Looming challenges of 2017: focus on ace of ‘Trump’

Washington and New Delhi are virtually on the same page in backing the government in Afghanistan to deal with Pakistan-backed Taliban terrorism.
US President-elect Donald Trump. (Photo | AP)
US President-elect Donald Trump. (Photo | AP)

For over four decades now, India has looked on helplessly as all its efforts to promote peace, economic cooperation and regional economic integration in South Asia through SAARC, were thwarted by Pakistan. South Asia remained the least economically integrated region in our immediate neighbourhood, thanks to Pakistani obstructionism. Backed strongly by Afghanistan and Bangladesh, India decided earlier this year to boycott the SAARC Summit, scheduled to be held in Islamabad. This occurred after the Uri terrorist attack. It reinforced moves by India to build communications and energy links sub-regionally with Nepal, Bangladesh and Bhutan.

All our eastern neighbours (including Myanmar and Thailand) across the Bay of Bengal, who are members of Bay of Bengal Initiative for Multi-Sectoral Technical and Economic Cooperation (BIMSTEC), were invited for the prestigious BRICS Summit in Goa, signalling to the world that India regarded BIMSTEC, where Pakistan is not a member, and not SAARC, as the prime institution for regional cooperation, in our neighbourhood. The surgical strike across the Line of Control has, meanwhile, created uncertainties in Pakistan, about how we will react in future, to cross-border terrorism. Continuing Indian inaction on cross-border terrorism can no longer be taken for granted by Pakistan, or by the international community.

These moves this year have accompanied steps for closer ties with Japan and ASEAN countries to our east and Afghanistan, Iran, the Gulf Arab States and Israel to our west. While differences with China over its growing military profile in Pakistan and the Indian Ocean Region have continued, both India and China ensured that tensions across the Sino-Indian border don’t rise. In 2017, the primary focus of attention—not only in India but across the world—is going to be on the policies of the new US Administration, headed by the mercurial Mr Donald Trump. His strident anti-Muslim rhetoric has the over 1.6-billion Muslims worldwide concerned and bewildered.

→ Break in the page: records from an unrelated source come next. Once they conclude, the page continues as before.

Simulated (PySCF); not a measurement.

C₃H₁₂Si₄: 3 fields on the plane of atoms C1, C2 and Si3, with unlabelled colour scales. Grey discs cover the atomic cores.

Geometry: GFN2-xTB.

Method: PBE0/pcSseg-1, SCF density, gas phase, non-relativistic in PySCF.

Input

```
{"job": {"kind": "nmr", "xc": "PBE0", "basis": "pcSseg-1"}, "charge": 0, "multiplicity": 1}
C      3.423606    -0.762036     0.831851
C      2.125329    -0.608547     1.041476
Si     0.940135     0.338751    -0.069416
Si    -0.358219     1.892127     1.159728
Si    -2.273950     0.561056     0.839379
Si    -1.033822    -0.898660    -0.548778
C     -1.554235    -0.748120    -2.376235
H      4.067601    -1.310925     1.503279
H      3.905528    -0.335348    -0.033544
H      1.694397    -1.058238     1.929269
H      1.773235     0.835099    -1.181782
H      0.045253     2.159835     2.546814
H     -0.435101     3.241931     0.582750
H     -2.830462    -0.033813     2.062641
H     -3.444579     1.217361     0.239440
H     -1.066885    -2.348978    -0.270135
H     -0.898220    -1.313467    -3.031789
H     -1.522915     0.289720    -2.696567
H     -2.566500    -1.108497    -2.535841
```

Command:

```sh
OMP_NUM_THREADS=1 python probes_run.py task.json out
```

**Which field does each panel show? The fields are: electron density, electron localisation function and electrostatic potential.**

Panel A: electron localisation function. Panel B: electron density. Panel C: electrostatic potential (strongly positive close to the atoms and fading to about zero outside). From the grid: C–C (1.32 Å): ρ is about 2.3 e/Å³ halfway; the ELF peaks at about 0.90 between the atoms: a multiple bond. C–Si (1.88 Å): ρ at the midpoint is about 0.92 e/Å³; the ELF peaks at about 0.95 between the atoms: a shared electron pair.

There are also uncertainties on American policies across Asia. US allies like Japan and South Korea have been left astonished by Trump’s assertions that the US would not bear the costs of having to defend them. Moreover, he appears to have totally confused the Chinese by threatening to impose restrictions on China’s exports and on Chinese companies investing in the US.

He has been seen as having reached out to the President of Taiwan (which runs contrary to US policies since 1979), while lashing out at China’s policies in the South China Sea. At the same time he has, with great fanfare, appointed one of his Republican Party colleagues, known to be friendly to China and personally known to President Xi Jinping, as his Envoy to China. The US, being a global power, fashions its ties with India, on the basis of its worldview. The US has, from the days of the Bush Administration, built a growing strategic partnership with India, because India provides a viable balance of power to a growingly assertive, powerful and militaristic China. It is on this basis that the US has expanded military ties with India, supported our Permanent Membership of the UN Security Council and shown increasing support for our efforts to deal with terrorism.

Washington and New Delhi are virtually on the same page in backing the government in Afghanistan to deal with Pakistan-backed Taliban terrorism. While Mr Trump has spoken to Afghan President Ashraf Ghani, his comments while talking to Mr Nawaz Sharif have left Indians, Pakistanis and Americans alike, dumbfounded. Moreover, his aides designated for high office in the Pentagon and White House hold differing views on crucial issues like relations with Russia. Deciphering what Mr Donald Trump intends to do will, in itself, be a complex exercise in 2017!